Alliant Energy, utility subsidiaries obtain $1 billion revolver

By Rebecca Melvin

Concord, N.H., Dec. 21 – Alliant Energy Corp. and subsidiaries Interstate Power and Light Co. and Wisconsin Power and Light Co. entered into a credit agreement that provides for a combined $1 billion revolving credit facility among the three borrowers, according to an 8-K filing with the Securities and Exchange Commission.

The amended and restated five-year master credit agreement was entered into on Dec. 17 with Wells Fargo Bank NA as administrative agent and matures on Dec. 17, 2026. Subject to certain conditions, the borrowers may exercise two extension options, for one year each.

The initial sublimit for borrowings is $450 million, $250 million and $300 million, respectively. The credit facility includes a $100 million letter of credit subfacility and $50 million swingline subfacility, which are available to all of the borrowers. Subject to certain conditions, Alliant Energy, IPL and WPL may each reallocate and change its initial sublimit up to $500 million, $400 million and $500 million, respectively, within the $1 billion total commitment.

The facility provides for an expansion option that will allow Alliant Energy, IPL and WPL to request an increase in the facility of up to an additional $300 million. The credit facility amends and restates an existing master five-year credit facility, by and between Alliant Energy, IPL, WPL, the lenders from time to time who are a party thereto, and Wells Fargo Bank, NA as administrative agent.

Each borrower may use borrowings under the credit facility for general corporate purposes including working capital, interim funding of capital expenditures and supporting such borrower’s commercial paper program.

Borrowings accrue interest at a Eurodollar rate plus 69 basis points to 147.5 bps, depending on ratings.

The credit agreement contains covenants that, among other things, require Alliant Energy to maintain a debt-to-capital ratio of not greater than 65% on a consolidated basis.

It also contains a covenant that prohibits placing liens on any of the property of Alliant Energy, IPL or WPL or their subsidiaries with certain exceptions such as liens to secure obligations of up to 10% of the consolidated tangible assets of such borrower.

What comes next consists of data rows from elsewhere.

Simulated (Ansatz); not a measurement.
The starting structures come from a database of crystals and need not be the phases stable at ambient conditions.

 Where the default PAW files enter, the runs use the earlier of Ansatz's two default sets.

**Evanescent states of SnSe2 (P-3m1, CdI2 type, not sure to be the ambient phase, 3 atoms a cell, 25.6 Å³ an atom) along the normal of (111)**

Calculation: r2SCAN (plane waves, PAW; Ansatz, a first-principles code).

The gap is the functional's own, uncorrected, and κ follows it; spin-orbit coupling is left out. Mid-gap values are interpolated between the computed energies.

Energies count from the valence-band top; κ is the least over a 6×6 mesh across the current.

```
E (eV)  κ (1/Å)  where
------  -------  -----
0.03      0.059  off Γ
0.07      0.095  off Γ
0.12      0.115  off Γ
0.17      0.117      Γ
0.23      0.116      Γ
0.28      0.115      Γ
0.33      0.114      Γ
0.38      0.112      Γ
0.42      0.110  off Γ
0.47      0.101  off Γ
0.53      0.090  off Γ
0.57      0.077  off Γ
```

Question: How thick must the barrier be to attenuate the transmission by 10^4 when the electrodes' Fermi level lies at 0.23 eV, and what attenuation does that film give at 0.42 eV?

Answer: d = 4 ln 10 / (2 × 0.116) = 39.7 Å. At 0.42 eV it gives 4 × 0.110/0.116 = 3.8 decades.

It also contains a covenant that requires, during its term, any proceeds from asset sales, with certain exclusions, in excess of 25% of a borrower’s consolidated assets be used to reduce certain debt commitments. Exclusions include certain sale and lease-back transactions, sales of non-regulated assets, intercompany asset sales and sales of certain contracts and accounts receivables.

There are customary events of default, including a cross-default provision whereby Alliant Energy would be in default under the credit agreement if Alliant Energy or significant subsidiaries including IPL and WPL defaults on debt (other than nonrecourse debt) totaling $100 million or more.

IPL is subject to a similar-cross default provision with respect to its own consolidated debt. WPL is subject to a similar cross default provision with respect to its own consolidated debt. A default by Alliant Energy or its non-regulated subsidiaries would not trigger a cross default at IPL or WPL, nor would a default by either of IPL or WPL constitute a cross-default event for the other.

The obligations of Alliant Energy, IPL and WPL are several and not joint. No borrower is liable for the conduct of any other borrower, and no borrower is a primary obligor, guarantor or surety for the obligation of any other borrower under the agreement.

Alliant Energy is a Madison, Wis., utility holding company.